Saturday Dec 15th
Jamie had stayed overnight at his club after a party, so we had a late lunch together and then dealt with computer problems (aaaargh!! yes, still problems....yesterday's blog was written at Sutton Library!) and then, once we'd managed to get in contact with the Internet (HURRAH FOR WONDERFUL NEPHEW!!!!!) we found out that the new film "The Nativity" was playing at just one cinema in London at 6.30pm so we hurried there by Tube.
It's good. At first I was a bit put off because there are a lot of Middle East scenes with people talking in accented English and wearing homepsun and grinding corn and things, which makes the whole unfolding story seem very far-away-and-long ago. But the actual Nativity itself - Star, baby, Wise Men, angel appearing to shepherds, beam of light over mucky stable - was suddenly powerful and one thought "Golly, it really did happen. God was born as a baby. One of us. Gosh."
We thought St Joseph was much too young - I am sure his relationship with Mary was sort of patriarchal, whereas here he was something between a brother and a terribly decent fiance - but I liked the Wise Men, and Herod was suitably horrible and plausibly so.
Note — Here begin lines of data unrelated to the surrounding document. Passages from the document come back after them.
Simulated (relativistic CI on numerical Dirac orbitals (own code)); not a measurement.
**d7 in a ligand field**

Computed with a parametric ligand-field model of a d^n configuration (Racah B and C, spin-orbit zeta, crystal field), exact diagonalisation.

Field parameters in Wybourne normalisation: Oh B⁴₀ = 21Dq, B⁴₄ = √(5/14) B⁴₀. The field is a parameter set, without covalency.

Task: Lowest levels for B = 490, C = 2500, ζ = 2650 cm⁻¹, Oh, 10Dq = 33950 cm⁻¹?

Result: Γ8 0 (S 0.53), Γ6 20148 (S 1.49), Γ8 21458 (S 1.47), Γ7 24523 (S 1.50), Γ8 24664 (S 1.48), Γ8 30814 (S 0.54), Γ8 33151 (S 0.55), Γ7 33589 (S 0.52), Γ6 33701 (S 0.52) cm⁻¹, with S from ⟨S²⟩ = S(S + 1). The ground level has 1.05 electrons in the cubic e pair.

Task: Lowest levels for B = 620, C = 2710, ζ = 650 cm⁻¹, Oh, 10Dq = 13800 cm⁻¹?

Afterwards we went to have something to eat - the scene where Herod gives the Wise Men a meal had made me terribly hungry - so in lieu of something Middle Eastern we popped into a Greek restuarant very near the cinema and had a tasty meal with some exceptionally nice feta cheese. J said the waitress sounded Polish and I agreed she had that sense of innate dignity that so many Poles have and which most modern Bris absolutely seem to lack. Afterwards we went to Notting Hill Tube station and there I suddenly realised I had left my specs at the restaurant - went back, and the nice waitress had them waiting for me. I said thank-you in Polish, and Jamie's hunch was right - she was Polish. Most satistfying.
Jamie says that some people claim - and people have claimed over hundreds of years, so it's worth taking seriously - that Our Lady didn't suffer the normal pains of childbirth. But in this film she does. We discussed. Surely she must have suffered pain, since Our Lord did on Calvary? And we know she suffered with him there, and stood at the foot of the Cross.....
I added that women down the centuries have taken comfort from the thought that Mary endured the same pains of childbirth that they had to endure, but J. said that wasn't neccessarily evidence.
A more complicated point, but to me a relevant one, is that one couldn't specifically eliminate childbirth pain without eliminating other pains, too - I mean, if Mary had, say, jabbed her hand accidentally on rock in the cave, would she have felt pain? Of course. Tiredness on the long journey? Naturally. Exacerbated by being with child? Of course. But then that latter part is all part of the childbirth experience - when could you say that discomfort ends and pain begins, and why would one be seen as part of Mary's ordeal but not the other?
And if the birth wasn't a normal one, but just a sort of sudden miraculous arrival with no normal birth procedure, why does the Gospel go into such specific detail about all the other homely bits - Joseph's worry about Mary's reputation, the practical arrangements such as bringing the swaddling-cloths and using the manger as a cradle? At which point does all the normal sense of a truthful account - which is partly what makes the Gospel so compellingly convincing - disappear? If the Son of God was not born of a woman in the normal way, but just arrived suddenly and painlessly into her arms, surely the Gospel would say so?
Anyway, this took us into v. deep discussion and we wanted to continue it on the Tube but didn't because of people listening, so I just went on thinking about Christmas and God coming into human history. At the cinema, a couple of nice (black, and I am sure Christian) girls said "Makes Christmas seem, like, real, doesn't it?" Yes.